This is what 2 Kings 6:29 says: “So we boiled my son and ate him. And on the next day I said to her, ‘Give your son, that we may eat him.’ But she has hidden her son.” Samaria is under siege by the king of Aram and the citizens are starving. Even food with very little nutritional value is being sold for high prices. The people are desperate. When Jehoram, the king of Israel, makes his round, a woman calls out to him: “Help, my lord, O king!” (2 Kings 6:26). She tells him about the horrible agreement she made with another woman, to boil her son and eat him, and boil the woman’s son the next day and then eat him. The hunger has driven her to the madness of actually eating her own child. Yes, this verse is about cannibalism.
Deuteronomy 28:52-57
This was foretold in Deuteronomy 28:52-57. In this chapter, there is a long list of curses for disobedience and eating one’s own children is listed in these verses. It says that even the ‘most tender and refined’ father and mother will be driven to this kind of behavior.

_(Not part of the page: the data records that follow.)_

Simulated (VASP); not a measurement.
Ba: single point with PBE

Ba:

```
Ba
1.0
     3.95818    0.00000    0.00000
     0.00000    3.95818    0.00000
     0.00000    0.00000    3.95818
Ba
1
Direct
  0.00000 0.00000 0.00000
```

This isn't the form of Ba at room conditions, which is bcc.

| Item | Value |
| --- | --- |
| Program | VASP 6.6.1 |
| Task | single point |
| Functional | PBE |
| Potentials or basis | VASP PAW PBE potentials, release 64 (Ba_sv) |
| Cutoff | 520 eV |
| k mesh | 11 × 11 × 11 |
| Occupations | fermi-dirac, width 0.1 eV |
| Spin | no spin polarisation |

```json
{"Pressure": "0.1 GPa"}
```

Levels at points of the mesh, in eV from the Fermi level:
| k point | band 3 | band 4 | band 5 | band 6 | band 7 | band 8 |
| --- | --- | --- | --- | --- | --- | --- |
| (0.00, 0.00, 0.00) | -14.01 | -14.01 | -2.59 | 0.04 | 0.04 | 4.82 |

The disobedience of King Jehoram
King Jehoram of Israel is walking in the footsteps of his father Ahab and is leading the people of Israel in disobedience to the Lord. Even when he seems sympathetic to the plight of the woman, he still fails to show true repentance of his sins. His way to solve the problem is to go and kill Elisha, the prophet of God (2 Kings 6:31). The reason why he wants to kill Elisha is not entirely clear; he probably blames the prophet for bringing all this misery over his people but does not realize it is his own disobedience that is to be blamed.
Wait for God’s salvation
When the men of the king come to Elisha’s house, they certainly do not kill him. Elisha has a promise for them: the next day the starvation will come to an end and the prices for food will be back to normal. That next day God made the army of Aram hear a sound of chariots and horses and they thought that the Egyptians had come to help the Israelites. In panic they fled the camp. Four lepers discovered the camp empty of men but full with food, and the city of Samaria was saved of further starvation.
Whatever the circumstances, we should never resort to sin, but wait for God’s salvation.
Summary
Cannibalism is mentioned in the Bible. First of all, as a warning by Moses, that if the people of Israel would turn their backs on God, things would get so bad that eventually people would eat their own children. This came true during the reign of king Jehoram, when Samaria is under siege. He is asked to judge between to women who had agreed to eat their children together, but only one keeps her word. Shortly after this happens, God has mercy on the people and makes the army of Aram flee, and the people can eat from the plentiful food the army left behind.